Meanwhile, a gallery off Wickenden Street, 5 Traverse, opened in April. “My intentions are to showcase local work, not just locally, but nationally at art fairs and biennials,” says owner Jesse Smith, 35. His space is showing a mix of local veterans, like Ruth Frisch Dealy, who has an exhibit scheduled for next September, and emerging artists like Marro and other Dirt Palace members who decorated skateboards in the gallery’s current exhibit.
Firehouse 13 opened on Central Street in January, featuring group shows organized by people who rent out the space, as well as music, dances, and other events. “I’m really trying to provide something for the fringe,” says director Anna Shapiro, 37, an artist herself. The Pawtucket recording studio Machines With Magnets has been hosting exhibitions with an illustration bent. Neil Salley opened his gallery of eccentric art contraptions, the Musée Patamécanique, in Bristol last fall.

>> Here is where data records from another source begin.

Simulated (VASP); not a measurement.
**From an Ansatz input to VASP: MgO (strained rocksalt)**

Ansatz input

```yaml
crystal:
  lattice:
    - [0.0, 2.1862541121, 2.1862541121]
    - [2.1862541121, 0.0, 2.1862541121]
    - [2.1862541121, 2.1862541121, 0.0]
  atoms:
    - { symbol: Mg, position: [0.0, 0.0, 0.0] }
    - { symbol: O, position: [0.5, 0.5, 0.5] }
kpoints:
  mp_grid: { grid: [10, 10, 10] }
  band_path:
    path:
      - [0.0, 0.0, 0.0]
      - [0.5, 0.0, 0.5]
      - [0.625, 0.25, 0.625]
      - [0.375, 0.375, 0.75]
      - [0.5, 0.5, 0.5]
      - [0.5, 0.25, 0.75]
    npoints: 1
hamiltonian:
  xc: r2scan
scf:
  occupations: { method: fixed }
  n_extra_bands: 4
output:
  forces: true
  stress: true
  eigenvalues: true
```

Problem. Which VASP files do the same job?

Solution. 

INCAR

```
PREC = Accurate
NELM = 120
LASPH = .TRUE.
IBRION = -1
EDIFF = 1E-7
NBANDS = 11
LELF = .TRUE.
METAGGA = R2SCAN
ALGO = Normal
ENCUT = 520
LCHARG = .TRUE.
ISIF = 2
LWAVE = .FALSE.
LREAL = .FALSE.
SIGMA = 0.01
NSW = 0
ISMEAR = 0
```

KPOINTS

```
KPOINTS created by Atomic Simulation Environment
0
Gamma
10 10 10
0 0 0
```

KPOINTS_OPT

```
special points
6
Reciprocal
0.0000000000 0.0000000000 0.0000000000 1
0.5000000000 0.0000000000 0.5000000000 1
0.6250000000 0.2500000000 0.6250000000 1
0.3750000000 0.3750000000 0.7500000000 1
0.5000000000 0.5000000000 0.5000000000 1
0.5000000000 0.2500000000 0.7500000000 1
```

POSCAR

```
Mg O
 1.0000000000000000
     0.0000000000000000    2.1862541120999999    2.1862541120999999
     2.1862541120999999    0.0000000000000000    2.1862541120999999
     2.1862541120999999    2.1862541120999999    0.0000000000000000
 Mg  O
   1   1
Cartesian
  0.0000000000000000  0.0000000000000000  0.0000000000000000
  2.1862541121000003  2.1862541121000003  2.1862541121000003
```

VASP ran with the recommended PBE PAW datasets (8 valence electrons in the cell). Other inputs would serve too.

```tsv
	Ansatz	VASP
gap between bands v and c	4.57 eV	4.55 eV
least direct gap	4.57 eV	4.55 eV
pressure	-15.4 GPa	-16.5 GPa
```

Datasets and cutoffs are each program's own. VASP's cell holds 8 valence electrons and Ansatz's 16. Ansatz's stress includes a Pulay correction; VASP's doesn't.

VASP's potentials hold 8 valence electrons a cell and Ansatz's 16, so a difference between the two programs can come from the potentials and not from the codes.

The Hive Archive is finishing up the first phase of renovations to the old brick gasometer building it owns on Manton Avenue, though much work and fund-raising still lay ahead. In the meantime, they’ve organized a group show at Julian’s on Broadway through October 14 and are seeking artwork to exhibit on the outside of their building this fall.
The two biggest moves are the renovation and 43,000-square-foot expansion of the RISD Museum, slated to be completed next fall, and AS220’s redevelopment of the Dreyfus Hotel. Even with AS220’s new Project Space gallery opening there in June, the nonprofit still has a two-year waiting list for exhibitions. AS220 is in talks to redevelop a four-story building downtown, and perhaps expand its Empire Street building, to add even more studio and gallery spaces, including a shop for high-end designers and crafts.
As real estate development has steamrolled through Providence, a key factor for the future of the local art scene is the number of visual arts spaces that are now owned by their operators.
The importance of owning one’s own space was one of the lessons art folks learned from watching as the Eagle Square mill housing Fort Thunder was leveled about five years back to build a shopping center anchored by a supermarket (which recently went bust). Crenca points to AS220, Dirt Palace, Firehouse 13, and the Steel Yard. One could add the school galleries, Hive Archive and 5 Traverse. “This is a list of people who own their own space,” Crenca says. “They’re not going anywhere.”
Still, much disagreement remains in the art community about how well locally made art is represented in local galleries — and about the proper balance of exhibiting local work and art from elsewhere.
“The sense I have is there’s just not enough exhibition opportunities for artists . . . Quality venues are very hard to find,” says James Montford, 56, a Providence artist and interim director of Rhode Island College’s Bannister Gallery. For Rhode Island artists of color, the situation, the African-American artist adds, is “worse. Only because it’s a small world here . . . and opportunities are very few. And they’re going to be even fewer for artists who are coming at it and already feel excluded, right or wrong.”
Shapiro says, “If you’re really searching for good representation you’re going to have to travel the whole state, because it’s there, but it’s all spread out.”
Agniel, meanwhile, complains about focusing “on whether something was local rather than whether it was good . . . It’s just not the end-all criteria for me, and it never has been. I feel like in Providence it’s been heavily overemphasized. And I want to disabuse people of that notion. It’s not that we have so many artists in our community — it’s that we have so many artists of an international caliber in our community. That’s what makes Providence rare.”